You're defining trust as trust that the entity is who the entity claims to be in societal space. But this is unnecessary. All that needs to be trusted is that the claimed domain owner is the domain owner. It doesn't matter who that entity is in societal space - just cryptographic space.
Each domain is its own CA. And the registrar doesn't need to be trusted at all. All it is doing is dolling out domain names to public keys. There is no need for "true" personal identity to be established - since the only entity that can decrypt the PGP encrypted verification email is the owner of the associated private key.
No, I understand PKI. What you've created is less secure than what we have now.
If computer A wants to connect securely to computer B, and it doesn't want its connection to be MITM'd, computer A trusts a 3rd party (computer C) to tell it that computer B is really computer B and not a fake. If you take over the DNS system (which is your version of computer C in my example) you get to write anything to computer A and it will believe it.

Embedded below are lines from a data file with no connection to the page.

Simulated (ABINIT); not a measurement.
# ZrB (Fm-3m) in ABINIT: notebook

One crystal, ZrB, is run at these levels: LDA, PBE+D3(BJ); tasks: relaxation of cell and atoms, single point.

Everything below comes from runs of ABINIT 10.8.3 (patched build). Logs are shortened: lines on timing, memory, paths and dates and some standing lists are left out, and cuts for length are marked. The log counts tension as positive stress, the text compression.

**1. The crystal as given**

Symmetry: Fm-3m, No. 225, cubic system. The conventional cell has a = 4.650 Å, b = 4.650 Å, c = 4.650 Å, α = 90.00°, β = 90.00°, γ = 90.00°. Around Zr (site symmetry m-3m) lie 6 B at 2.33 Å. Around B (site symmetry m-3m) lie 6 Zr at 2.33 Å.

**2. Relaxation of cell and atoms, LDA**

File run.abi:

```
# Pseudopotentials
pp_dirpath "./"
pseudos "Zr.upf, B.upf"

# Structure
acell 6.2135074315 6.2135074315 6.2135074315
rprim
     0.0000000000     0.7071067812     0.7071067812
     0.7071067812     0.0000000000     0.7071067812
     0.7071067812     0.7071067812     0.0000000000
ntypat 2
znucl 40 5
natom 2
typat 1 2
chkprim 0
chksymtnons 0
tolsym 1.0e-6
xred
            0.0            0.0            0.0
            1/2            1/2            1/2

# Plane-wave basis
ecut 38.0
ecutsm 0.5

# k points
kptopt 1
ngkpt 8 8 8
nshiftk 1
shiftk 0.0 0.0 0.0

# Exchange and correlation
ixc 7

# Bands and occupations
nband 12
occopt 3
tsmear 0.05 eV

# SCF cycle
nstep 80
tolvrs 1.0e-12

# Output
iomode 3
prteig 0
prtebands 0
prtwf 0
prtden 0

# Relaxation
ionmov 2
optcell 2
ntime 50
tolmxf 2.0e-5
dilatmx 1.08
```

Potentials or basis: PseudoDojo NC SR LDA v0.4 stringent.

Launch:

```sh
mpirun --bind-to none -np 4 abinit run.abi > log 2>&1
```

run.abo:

The whole idea behind a MITM is that an attacker controls communication between A and B, and ideally also controls communication between A and C. Just controlling the network isn't enough to subvert the connection, though, because an attacker would need to control one of A, B, or C.
If you are the NSA, and you write up a very nice National Security Letter and go to computer C and say "make a fake DNS record for me, because terrorism," you now get to write blank checks for yourself and computers A and B have effectively no idea that their connection is now subject to MITM.
Specifically to exploit your system all you'd need to do is create a fake A record pointing to computer D, and a fake public key record which matches the PGP key and SSL cert of computer D. If you weren't using DNSSEC you could do this on a regular open wireless network with no extra hacking needed. If you are using DNSSEC (and a mandatory validating stub resolver, which Windows doesn't ship with) you'd need to take over the root DNS servers or the registrar which feeds records to the .com. root DNS servers. But the NSA can do all that. Probably others too.
So, again, it's the exact same state we're in with the CAs, with the exception that DNS would be less secure because the client (computer A) doesn't have any public keys/ca certs stored on it to verify the DNS servers or domains against.
In order to create a fake record, you would need to replace the PGP ID on the registrar's record. In order to that, you'd need to intercept and decrypt a PGP encrypted email. In order to do that you need to be in possession of the private key and have the passphrase. An attacker could steal the private key from the domain owner's computer [not the server] and install a keylogger to get the passphrase ... or an attacker could produce a private key from a public key... good luck with that one...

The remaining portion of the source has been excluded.